Warning: Spoilers Ahead 


If your obsession with HBO’s award-winning series “Game of Thrones” comes anywhere close to my own, then you’ve probably spent the last few weeks (or months) reading up on fan theories, scrutinizing details in episodes for clues, predicting character deaths and, arguably most importantly, trying to figure out who will actually end up on the Iron Throne.

Yet the more I think about it, the more I can’t shake the feeling that the sweetest ending to the show would leave no one on the throne.

Britta Good / Daily Nexus

Whether this means destroying the throne itself and rebuilding from nothing (which, let’s be honest, is basically where we’re at right now anyways thanks to Daenerys) or dividing powers among the Seven Kingdoms, I can’t say. But contrary to what Cersei Lannister told us in Season 1 “when you play the game of thrones, you win or you die” I think the message of the show tells us something completely different. When you play the game of thrones, you lose. Always.

Now, it seems unlikely that a show all about the struggle for the throne would leave it vacant, or destroyed, or some variation thereof in the end. But it would be the best ending. “Game of Thrones” has, since the beginning, been a show about power struggles, greed, conquest and corruption. It has shown us (usually in painful and gory detail) the horrors that result from these tendencies, often at the expense of the life of a beloved character — Ned Stark, Rob Stark, you get the point already.

While “Game of Thrones” has never shied away from horror and tragedy, it has had a tendency to somehow, even in the darkest episodes, lead us in the direction of positivity and overall faith in humankind.

Let’s talk a bit about one of my personal favorite characters, our Mother of Dragons. I was frustrated by her decision to burn down King’s Landing in Sunday night’s episode, which, if you ask me, was really just poor character development on the part of the writers and merely served as a tool for necessary plot progression. But anyways, let’s take it back to our Khaleesi and Breaker of Chains, who promised to defend the innocent and make the world a better place.

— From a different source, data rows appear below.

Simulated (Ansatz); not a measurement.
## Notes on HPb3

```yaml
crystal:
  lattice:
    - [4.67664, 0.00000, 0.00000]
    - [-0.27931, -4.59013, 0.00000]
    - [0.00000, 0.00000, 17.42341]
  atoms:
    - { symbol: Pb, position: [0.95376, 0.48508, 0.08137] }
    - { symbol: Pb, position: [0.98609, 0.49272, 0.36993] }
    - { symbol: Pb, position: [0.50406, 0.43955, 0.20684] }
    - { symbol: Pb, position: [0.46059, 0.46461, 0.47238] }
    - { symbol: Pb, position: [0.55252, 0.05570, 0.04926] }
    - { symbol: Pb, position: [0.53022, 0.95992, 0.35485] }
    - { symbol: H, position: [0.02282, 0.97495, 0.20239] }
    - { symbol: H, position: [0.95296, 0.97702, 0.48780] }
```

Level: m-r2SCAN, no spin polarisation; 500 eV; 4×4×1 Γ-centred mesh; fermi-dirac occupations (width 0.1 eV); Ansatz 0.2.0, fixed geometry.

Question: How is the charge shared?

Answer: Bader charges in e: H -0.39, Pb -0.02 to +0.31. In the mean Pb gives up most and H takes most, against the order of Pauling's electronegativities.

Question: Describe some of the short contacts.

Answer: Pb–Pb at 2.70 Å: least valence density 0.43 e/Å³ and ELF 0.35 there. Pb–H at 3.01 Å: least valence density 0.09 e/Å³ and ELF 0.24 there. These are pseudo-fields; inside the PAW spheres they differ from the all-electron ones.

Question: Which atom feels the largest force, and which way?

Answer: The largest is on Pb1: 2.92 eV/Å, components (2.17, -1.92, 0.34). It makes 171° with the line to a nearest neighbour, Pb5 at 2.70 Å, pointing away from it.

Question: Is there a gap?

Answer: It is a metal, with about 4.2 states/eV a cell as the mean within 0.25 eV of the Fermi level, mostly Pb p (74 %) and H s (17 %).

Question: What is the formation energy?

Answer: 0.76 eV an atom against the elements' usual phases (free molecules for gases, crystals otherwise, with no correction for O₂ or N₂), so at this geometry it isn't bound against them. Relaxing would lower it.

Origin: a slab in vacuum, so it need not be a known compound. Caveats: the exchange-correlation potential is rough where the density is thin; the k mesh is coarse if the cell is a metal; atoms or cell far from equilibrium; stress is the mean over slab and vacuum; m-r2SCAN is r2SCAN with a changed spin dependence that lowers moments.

Yet the more I think about it, the more I can’t shake the feeling that the sweetest ending to the show would leave no one on the throne.

We saw Daenerys’s strength and courage from Season 1 and on. We watched her intervene when Dothraki soldiers attempted to rape innocent women during a battle. We watched her liberate the entire Unsullied army and tell them if they wanted to fight for her that they would do it as free men. We watched her gain support from people from vastly different cultures who believed in her ability to be a fair and just ruler.

I had always hoped, up until recently, that Daenerys would end up on the Iron Throne. But despite her promising qualities and capabilities, her desire to take back the throne and rule the Seven Kingdoms makes her dangerous. It perpetuates the cycle of war, violence, greed and oppression. Rather than being the “best” candidate for the throne, I realized she was really just a lesser of many evils. Evils fueled by so-called destiny or bloodline or other harmful attributes. She could have been a great ruler, but her insistence that it was her right to rule, to take back the Iron Throne, made her unfit for the job since day one.

And so, our dear Khaleesi, by playing the game of thrones, you lost. You lost before you even started.

Maybe all of this is making you think that Jon Snow is perfect for the Iron Throne. Jon has said time and time again that he doesn’t want to rule. He never has. But I would be disappointed with him on the throne as well. The push for Jon to take the throne among characters only began after they discovered that he’s a Targaryen. I really don’t think the message of this show is that we should pick our rulers based on bloodline. I think Jon — or sorry, Aegon Targaryen, “true heir to the Iron Throne” —  becoming king would be a pretty lame ending.

But what about the other characters? Sansa Stark, Arya Stark and even Sam Tarly are all characters who have never ruled or tried to rule, yet have shown immense leadership, humility, strength and compassion. Maybe one of these characters would be best to lead the Seven Kingdoms. But the Seven Kingdoms can no longer be led in the same capacity that they have been for centuries. Accepting their place on the Iron Throne, even if they ended up making a great ruler, would send a message to the rest of Westeros that the violence and corruption we watched take place for years was permissible. That’s what it took to get them to the place to rule.

The Iron Throne, and all that it stands for, needs to be destroyed. It’s time for the game to end.

Sarah Garrett opposes autocracies in all forms, whether fictional or not.